MOL, I've never seen QB sit around - you get the notice and then the status bar shows Genius again - the puzzle presents as though there may be words yet to be found - only the next day, when you see a check mark next to every word, do you get the QB affirmation again. Enjoy that QB screen when it appears, because it is transitory!
@Mean Old Lady
Hang in there on the Big Bee...it'll come to you. It's a common word, and there a lot of words here. I'm at 31 points already, only one of which might be arguably "too scientific."
In New Mexico our nut trees are piñons. Their nuts are are gathered in the fall, and they have been in high demand since prehistoric times.
3
High five!
@Noel
My first thought was pinons, but it obviously didn't fit.
A most enjoyable Friday puzzle, and solved much quicker than my average Friday time. I particularly enjoyed the clue for TAB, although it took me forever to understand it. I was misled to search for a political term, while the answer was right in front of me on my keyboard. I'm not sure why Caitlin found it outrageous.

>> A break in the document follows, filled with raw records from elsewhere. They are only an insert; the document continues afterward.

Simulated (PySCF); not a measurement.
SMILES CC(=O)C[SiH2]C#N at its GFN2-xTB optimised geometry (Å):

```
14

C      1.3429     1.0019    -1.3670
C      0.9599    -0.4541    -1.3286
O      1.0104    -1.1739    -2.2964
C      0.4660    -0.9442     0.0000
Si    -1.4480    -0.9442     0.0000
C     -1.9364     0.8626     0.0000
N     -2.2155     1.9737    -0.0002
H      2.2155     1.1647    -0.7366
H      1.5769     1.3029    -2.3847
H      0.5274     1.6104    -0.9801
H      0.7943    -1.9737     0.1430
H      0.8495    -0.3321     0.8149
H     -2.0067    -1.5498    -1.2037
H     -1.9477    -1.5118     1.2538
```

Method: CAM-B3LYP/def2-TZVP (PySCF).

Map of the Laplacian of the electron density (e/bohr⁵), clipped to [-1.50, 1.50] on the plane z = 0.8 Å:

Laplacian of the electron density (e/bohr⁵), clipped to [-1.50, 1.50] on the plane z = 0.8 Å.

I have a nit to pick with 50D however. Chives being the plural of chive throws off the consistency of the clue-entry. If the clue had been "Chives or cloves" would one have considered a singular entry?
Andrew,
M-W validated my personal usage of "chives" as singular:
Definition of chive
a perennial plant (Allium schoenoprasum) related to the onion and having slender leaves used as a seasoning; also : its leaves —usually used in plural
https://www.merriam-webster.com/dictionary/chive
@Andrew - I can't endorse your quibble about chives. When I plant chervil in my kitchen garden, I plant an herb. The plant is chervil, the leaves are chervil, the green or dried or ground bits of foliage are chervil. Five chervil plants are chervil. When I plant chives, I plant a bulb. One chive plant is chives. The herb is the green, leafy bit that is used in the kitchen. Those are chives. Chives is chives, not are; chives are chives, not is. (What I mean, and the dictionary affirms, is that chives with an s is a singular or uncountable herb.)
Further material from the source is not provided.